In 1885, in her twenty-third year, Jessie Rebecca married Frederick I’Anson, a farmer ten years her senior. They first farmed at Wonna, district of Burra, in the mid-north, then moved south to Kadina where Frederick farmed with his wife’s father, Thomas Cowley. Frederick and Jessie had three children: Rebecca Maria, born at Wonna on 28 October 1887; Jessie Cowley, born 13 May 1889 at Wonna, and Thomas Leonard, born in 1891. Jessie taught her two daughters needlework and lacemaking from a very early age: they received their first instruction at the tender ages of three and four. The girls were first taught to work needlepoint lace borders on muslin handkerchiefs, then progressed through the full range of whitework embroidery, needlework and needlepoint lace.
Needlework skills were often taught to girls in the hope that they could be advantageously used in unexpectedly straitened circumstances but few ever had to test the rationality of this notion. The I’Anson women, however, were among the few to test the principle, when in 1898 Frederick I’Anson’s over-strained heart caused his death at the age of forty-five. Their only son died a few months later, aged seven. The thirty-six year old widow was considered 'frail in health’, but her needlework talents and the skills she had imparted to her daughters were put to practical use, providing a means of financial support for herself and her two young daughters, then aged nine and eleven.
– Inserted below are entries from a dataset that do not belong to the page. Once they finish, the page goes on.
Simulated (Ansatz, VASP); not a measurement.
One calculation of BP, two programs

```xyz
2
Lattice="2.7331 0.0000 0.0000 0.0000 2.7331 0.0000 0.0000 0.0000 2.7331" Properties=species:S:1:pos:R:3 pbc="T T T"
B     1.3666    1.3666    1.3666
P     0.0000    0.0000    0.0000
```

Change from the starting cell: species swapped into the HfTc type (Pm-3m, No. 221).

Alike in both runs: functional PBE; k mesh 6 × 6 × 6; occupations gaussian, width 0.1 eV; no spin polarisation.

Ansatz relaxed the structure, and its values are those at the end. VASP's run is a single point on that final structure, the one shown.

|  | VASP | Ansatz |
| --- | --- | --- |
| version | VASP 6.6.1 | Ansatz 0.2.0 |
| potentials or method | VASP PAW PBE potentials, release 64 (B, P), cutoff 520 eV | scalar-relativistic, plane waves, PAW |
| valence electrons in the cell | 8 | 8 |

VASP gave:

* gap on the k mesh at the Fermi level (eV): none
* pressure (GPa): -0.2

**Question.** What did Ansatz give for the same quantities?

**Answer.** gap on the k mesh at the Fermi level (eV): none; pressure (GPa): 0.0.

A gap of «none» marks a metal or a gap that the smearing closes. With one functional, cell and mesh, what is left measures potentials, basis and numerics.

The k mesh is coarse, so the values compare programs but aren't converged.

The diminished family continued to live in Kadina, Mrs I’Anson giving Saturday afternoon needlework classes, charging pupils two shillings a lesson, and mother and daughters making and selling fine needlework. In about 1920 they moved to a small row cottage in North Adelaide, where they remained for decades, continuing to support themselves by giving classes in needlework and from commissions for and sales of needlework items ranging from d’oyleys and handkerchiefs to tablecloths and bedspreads.
Mrs I’Anson continued to execute fine needlework; even in her eighty-eighth year, when confined to bed, she still managed to use her needle to make gifts for friends. She died in 1958, aged ninety-six. Her daughters continued teaching and producing commissioned needlework and special pieces for sale. Their lives had been dedicated to their mother and to the craft at which she excelled, one which had provided a means of support for them for most of their lives.
The discipline and patience required for fine needlework had been instilled in them from early childhood. Later in life they saw these as 'a form of character building which could help equip a girl for life’. In their terms this meant supporting themselves by dedication to fine, traditional whitework in an era when most young women saw needlework as a leisure pursuit. Jessie Cowley died in 1976, aged eighty-seven; Rebecca Maria in 1985, aged ninety-seven.